Taylor, dressed in a dark suit, white shirt and yellow tie, remained impassive as the judgment was read out. He is expected to serve his sentence in the UK. Presiding judge George Galaga King of Sierra Leone ordered that he remain in the custody of the SCSL “pending final arrangements” for his transfer.
The Appeals Chamber thus threw out the bulk of appeals arguments brought by both the prosecution and defence. Taylor’s lawyers had argued that the lower court judges made systematic errors in the evaluation of evidence and that the 50-year prison sentence was “manifestly unreasonable”.
Prosecutors argued for Taylor to be convicted of planning and instigating as well as aiding and abetting crimes committed by rebels in Sierra Leone. However, the Appeals Court found that “aiding and abetting fully captures Taylor’s interventions over a period of five years”.
The Court nevertheless granted parts of one defence and one prosecution argument. While it upheld the 50-year sentence, it found the Trial Court had erred in saying that aiding and abetting liability generally warrants a lesser sentence than other forms of liability.

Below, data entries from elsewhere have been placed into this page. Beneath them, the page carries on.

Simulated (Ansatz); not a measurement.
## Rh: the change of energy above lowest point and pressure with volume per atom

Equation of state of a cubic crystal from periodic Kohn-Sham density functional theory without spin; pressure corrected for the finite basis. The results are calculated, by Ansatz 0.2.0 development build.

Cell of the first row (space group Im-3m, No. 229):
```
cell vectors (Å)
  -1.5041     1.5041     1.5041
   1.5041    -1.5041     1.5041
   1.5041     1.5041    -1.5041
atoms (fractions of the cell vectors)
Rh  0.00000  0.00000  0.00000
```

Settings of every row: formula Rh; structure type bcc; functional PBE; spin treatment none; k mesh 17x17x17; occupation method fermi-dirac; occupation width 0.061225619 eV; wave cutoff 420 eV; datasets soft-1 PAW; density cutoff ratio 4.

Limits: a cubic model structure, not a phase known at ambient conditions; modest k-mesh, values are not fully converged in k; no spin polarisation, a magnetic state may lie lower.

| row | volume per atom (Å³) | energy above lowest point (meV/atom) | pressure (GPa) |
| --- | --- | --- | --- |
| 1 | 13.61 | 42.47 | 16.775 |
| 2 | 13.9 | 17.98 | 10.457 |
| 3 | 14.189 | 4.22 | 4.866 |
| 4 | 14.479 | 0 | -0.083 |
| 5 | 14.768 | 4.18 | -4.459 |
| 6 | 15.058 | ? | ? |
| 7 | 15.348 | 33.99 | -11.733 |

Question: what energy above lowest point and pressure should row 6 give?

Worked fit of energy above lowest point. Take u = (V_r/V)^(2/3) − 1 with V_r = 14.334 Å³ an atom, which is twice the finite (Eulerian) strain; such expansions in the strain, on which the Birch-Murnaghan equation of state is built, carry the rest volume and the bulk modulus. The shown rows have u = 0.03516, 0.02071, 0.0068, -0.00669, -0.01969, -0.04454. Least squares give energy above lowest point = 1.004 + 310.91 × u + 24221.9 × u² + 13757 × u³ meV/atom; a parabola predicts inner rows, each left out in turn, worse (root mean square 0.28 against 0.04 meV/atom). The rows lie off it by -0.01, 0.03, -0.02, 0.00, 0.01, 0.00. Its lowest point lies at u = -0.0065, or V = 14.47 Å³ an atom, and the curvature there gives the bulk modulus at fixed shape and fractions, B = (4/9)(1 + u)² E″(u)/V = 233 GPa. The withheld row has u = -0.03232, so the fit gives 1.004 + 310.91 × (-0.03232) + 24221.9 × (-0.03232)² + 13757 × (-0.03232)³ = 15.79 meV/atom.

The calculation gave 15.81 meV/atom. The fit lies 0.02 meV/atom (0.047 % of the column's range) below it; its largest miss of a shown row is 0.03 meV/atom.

According to the judges of the lower court, Taylor knew that rebels of the Revolutionary United Front (RUF) were committing crimes against the civilian population of Sierra Leone, but he nevertheless armed, supported and financed the rebels. His aim, according to the judges, was to obtain control of Sierra Leone, in order to exploit its diamond wealth. The judges found, however, that Taylor was not the head of the RUF.
Taylor was President of Liberia from 1997 to 2003. He is the first ex-head of state to be convicted by an international court since Karl Dönitz, who succeeded Adolf Hitler at the end of the Second World War.